# Prairie 650 oil leak



## Dylan21 (Jan 3, 2015)

Hey guys a buddy has a 650 that's when it sits it leaks oil to the point where he has to put a quart in it every month. I have had it for 2 weeks and looking for the leak one thing I noticed oil is dripping out of the crankcase vent line. Has anyone else had this problem? I have not messed with many kawasakis so I am stumped on it.


----------



## BuscoKawi750I4x4 (Apr 22, 2014)

check the oil seals from the out put shaft on the engine front and rear


----------



## Dylan21 (Jan 3, 2015)

Ok I will check that I have put a towel under it and the only spot it has left has been right under the vent line. The skid plate was also all covered in oil


----------



## dman66 (Feb 20, 2011)

Do you see the leak at the left side white canister under the water pump ? If so, then the water pump seal and oil seal behind it needs to be replaced.If so, here is a link.......
http://www.mudinmyblood.net/forum/23-kawasaki/19975-1st-time-water-pump-seal-repair.html


----------



## Dylan21 (Jan 3, 2015)

dman66 said:


> Do you see the leak at the left side white canister under the water pump ? If so, then the water pump seal and oil seal behind it needs to be replaced.If so, here is a link.......
> 1st time water pump seal repair - MudInMyBlood Forums


Hey buddy when you mean white canister are you talking about the one that's conected to the hose that's under the motor? Yes oil is dripping out of there


----------



## dman66 (Feb 20, 2011)

Yes that's the one I'm referring you to. Time to replace the water pump seal and the oil seal behind it.
Here's a vid of the replacement. https://www.youtube.com/watch?v=7ObtcZ5UcME


----------



## Dylan21 (Jan 3, 2015)

dman66 said:


> Yes that's the one I'm referring you to. Time to replace the water pump seal and the oil seal behind it.
> Here's a vid of the replacement. Water pump Oil Seal replacement - YouTube


[/QUOTE]

So all I should need is that one part behind the impellar right?


----------



## dman66 (Feb 20, 2011)

No wrong. Read the first link I posted. Post #5 in the link has parts listed.You have to pull the water pump seal in order to replace the oil seal behind the water pump seal.


----------



## Dylan21 (Jan 3, 2015)

dman66 said:


> No wrong. Read the first link I posted. Post #5 in the link has parts listed.You have to pull the water pump seal in order to replace the oil seal behind the water pump seal.
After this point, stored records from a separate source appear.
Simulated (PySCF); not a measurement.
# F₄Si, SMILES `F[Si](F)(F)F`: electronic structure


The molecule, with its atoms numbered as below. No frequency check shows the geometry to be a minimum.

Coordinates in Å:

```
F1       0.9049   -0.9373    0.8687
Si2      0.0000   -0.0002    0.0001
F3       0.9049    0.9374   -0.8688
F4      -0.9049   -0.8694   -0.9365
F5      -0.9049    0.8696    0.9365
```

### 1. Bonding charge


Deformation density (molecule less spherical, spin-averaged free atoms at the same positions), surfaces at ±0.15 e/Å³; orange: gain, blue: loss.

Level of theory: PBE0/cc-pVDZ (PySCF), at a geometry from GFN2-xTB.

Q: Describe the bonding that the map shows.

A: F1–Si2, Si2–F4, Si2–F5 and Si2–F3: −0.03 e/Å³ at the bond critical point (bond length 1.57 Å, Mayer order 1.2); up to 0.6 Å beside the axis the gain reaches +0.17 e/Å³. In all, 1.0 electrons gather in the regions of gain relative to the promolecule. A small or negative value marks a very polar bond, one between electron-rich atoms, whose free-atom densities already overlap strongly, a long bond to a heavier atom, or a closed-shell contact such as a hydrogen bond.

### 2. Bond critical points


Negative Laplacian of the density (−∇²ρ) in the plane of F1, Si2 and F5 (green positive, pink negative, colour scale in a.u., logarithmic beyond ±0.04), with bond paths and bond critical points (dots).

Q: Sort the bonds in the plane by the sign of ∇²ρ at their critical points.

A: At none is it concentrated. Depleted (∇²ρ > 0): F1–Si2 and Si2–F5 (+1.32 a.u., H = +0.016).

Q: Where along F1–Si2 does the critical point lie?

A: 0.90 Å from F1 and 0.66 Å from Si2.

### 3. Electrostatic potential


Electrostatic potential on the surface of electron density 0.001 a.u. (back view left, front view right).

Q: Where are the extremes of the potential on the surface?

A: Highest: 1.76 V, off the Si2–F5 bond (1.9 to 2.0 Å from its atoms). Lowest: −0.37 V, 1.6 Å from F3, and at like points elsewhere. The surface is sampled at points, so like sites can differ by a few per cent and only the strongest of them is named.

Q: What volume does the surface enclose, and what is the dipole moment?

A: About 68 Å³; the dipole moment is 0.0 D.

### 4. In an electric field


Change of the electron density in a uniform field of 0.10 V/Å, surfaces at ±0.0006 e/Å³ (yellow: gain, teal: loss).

Hey buddy is getting the water pump impeller off normal threads and all that? No reverse threads or anything?


----------



## dman66 (Feb 20, 2011)

I can't recall, but I think it was righty tighty / lefty loosy. Turning it one way should be a lot of resistance like fully tight, and the other way should be less resistance. words of wisdom - LOL.....


----------



## rmax (Nov 21, 2009)

Its normal (right hand) threads be sure an follow the recommended torque specs when going back together I know a guy who stripped 2 impellers an broke the threads off the shaft trying to put the impeller on


----------